Keith Warner Demmings - President, CEO & Director
Yes. I think you're right. And we've certainly -- you've seen it with our investments dating back a few years, right? We invested in and bought a company called CPR. We also bought Fixt. So we have walk-in repair facilities operated by Assurant. We've got come-to-you repair technicians as well. And now for T-Mobile operating within their store, definitely think we'll see more and more interest from clients around the world as they think about the appropriate repair strategy and claims fulfillment strategy for each brand. So definitely, it's client by client in terms of what's most appropriate and what vision do they want to create for servicing consumers, but I definitely expect to see more appetite over time.

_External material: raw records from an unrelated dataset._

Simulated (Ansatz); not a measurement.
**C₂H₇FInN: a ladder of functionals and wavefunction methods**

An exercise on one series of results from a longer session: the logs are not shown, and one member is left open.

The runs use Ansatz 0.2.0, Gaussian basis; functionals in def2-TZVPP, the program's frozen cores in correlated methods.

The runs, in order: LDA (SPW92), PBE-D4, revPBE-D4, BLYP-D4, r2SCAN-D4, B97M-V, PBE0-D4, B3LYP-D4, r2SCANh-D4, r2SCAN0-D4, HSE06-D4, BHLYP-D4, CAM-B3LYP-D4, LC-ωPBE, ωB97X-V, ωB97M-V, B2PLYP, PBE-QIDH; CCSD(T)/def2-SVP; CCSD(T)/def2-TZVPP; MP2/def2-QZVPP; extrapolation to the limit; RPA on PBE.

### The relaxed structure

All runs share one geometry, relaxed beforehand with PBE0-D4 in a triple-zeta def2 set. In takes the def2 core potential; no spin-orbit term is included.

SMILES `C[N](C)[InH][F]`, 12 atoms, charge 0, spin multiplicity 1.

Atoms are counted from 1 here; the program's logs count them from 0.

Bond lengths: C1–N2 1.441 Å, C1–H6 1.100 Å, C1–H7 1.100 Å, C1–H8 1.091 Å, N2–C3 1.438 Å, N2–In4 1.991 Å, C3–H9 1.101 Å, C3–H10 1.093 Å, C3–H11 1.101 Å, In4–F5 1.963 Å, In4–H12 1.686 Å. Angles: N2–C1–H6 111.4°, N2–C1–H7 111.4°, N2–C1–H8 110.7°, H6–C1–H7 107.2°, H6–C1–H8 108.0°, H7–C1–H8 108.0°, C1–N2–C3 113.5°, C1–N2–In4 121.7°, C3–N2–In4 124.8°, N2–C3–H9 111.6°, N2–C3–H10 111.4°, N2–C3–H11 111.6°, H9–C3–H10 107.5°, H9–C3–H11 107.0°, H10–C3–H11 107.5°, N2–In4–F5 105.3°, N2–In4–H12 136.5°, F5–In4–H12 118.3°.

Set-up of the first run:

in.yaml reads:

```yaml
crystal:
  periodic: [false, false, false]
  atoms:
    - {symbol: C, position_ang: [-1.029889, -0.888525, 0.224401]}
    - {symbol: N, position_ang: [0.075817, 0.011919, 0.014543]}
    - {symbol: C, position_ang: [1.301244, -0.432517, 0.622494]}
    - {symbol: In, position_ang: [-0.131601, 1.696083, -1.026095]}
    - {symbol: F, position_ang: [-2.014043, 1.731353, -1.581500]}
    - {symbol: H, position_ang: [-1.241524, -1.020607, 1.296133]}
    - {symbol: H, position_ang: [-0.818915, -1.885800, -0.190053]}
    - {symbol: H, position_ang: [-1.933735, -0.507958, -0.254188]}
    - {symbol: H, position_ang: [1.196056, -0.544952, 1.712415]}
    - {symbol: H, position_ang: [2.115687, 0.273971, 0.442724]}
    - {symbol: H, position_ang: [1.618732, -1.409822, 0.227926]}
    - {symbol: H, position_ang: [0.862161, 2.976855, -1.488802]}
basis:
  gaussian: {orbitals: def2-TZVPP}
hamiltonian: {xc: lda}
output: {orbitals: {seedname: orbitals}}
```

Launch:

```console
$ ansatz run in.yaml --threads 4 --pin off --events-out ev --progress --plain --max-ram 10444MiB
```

Brian Robert Meredith - MD, Financials Research Sector Head & Global Insurance Strategist
And then I'm just curious, one quick one on the catastrophe reinsurance program renewal. It sounds like fairly similar structure to the program. What about the cost of it? What was the additional cost associated with it?
Keith Warner Demmings - President, CEO & Director
Yes. And I would say we're really pleased with the renewal that we got. And Richard, I know works closely on it. Maybe share a couple of thoughts, Richard.
Richard Steven Dziadzio - Executive VP & CFO
Yes. I think as we've said before, on renewals in the beginning, we have to invest. And then as we go along, we make profits over time. And it's gone really well so to date, I mean, to date. Our partners can deliver better solutions for our customers with what we're doing. So it's not just in-service repair. I would say today, we've covered most of it through the end of the year. We're probably about 2/3 of the coverage being placed. And we'll place the rest of it in midyear as you know. And we've had success in the pricing.
We have a good stable of reinsurers. And if we look out in the market, we've had some reinsurers that have -- some insurers have had trouble placing replaced 100%, we placed it at the low end of the market as well. We've heard ranges from anywhere from 5% to 30% on reinsurance. So we've done a really good job.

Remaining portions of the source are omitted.